Earlier tonight, I got to see the welcoming ceremony for President Obama during his state visit to Japan on NHK. To be honest, I was more interested in his sushi dinner with Prime Minister Abe at Jiro in Ginza the night before since most of my experience with sushi when I was living there either involved supermarkets or the kaiten joints.
But that's all by-the-by. After the live coverage of the US President meeting the Emperor and Empress, there was a 10-minute segment on the lovely Ryoko Moriyama（森山良子）. I've always loved the lady's calming voice and music, and listening to songs like "Ame Agari no Samba"（雨上がりのサンバ）is the equivalent of getting a musical massage (not the shiatsu variety...pure Swedish). So I was a bit intrigued when I heard that the 18-year-old Moriyama had initially nixed singing "Kono Hiroi Nohara Ippai" (This Grand Field) as her debut in January 1967. She had been set on becoming a jazz singer like her father and wasn't too thrilled on starting her career with a folk song, although it was a song that she composed and even performed on a radio show during her college days.

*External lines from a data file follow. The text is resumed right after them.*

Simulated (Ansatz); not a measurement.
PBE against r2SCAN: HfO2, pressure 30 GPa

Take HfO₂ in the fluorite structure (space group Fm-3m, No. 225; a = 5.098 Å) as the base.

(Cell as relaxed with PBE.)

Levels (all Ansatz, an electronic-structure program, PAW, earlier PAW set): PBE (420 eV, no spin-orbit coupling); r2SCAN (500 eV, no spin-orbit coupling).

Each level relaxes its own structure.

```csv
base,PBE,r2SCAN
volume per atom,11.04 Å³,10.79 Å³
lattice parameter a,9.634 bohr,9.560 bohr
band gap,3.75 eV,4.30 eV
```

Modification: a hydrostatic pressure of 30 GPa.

However, that appearance was the one that helped launch her career as The Queen of Folk and as the Japanese Joan Baez. The song got a lot of people talking and several record companies tried to get her to come over to debut with them with Philips Records being the one to finally win Moriyama over. And it is a beautiful love song with the suitor promising to give his beloved all of the flowers in the field to be bundled together into a mighty bouquet tied with a red ribbon. Those lyrics were from Keiko Osonoe（小薗江圭子）.
I'm glad that the record companies never gave up. And since then, "Kono Hiroi Nohara Ippai" has been used in elementary school readers and even got a slot on NHK's "Minna no Uta"（みんなのうた...Songs for All）segment a few years later after the song's original release.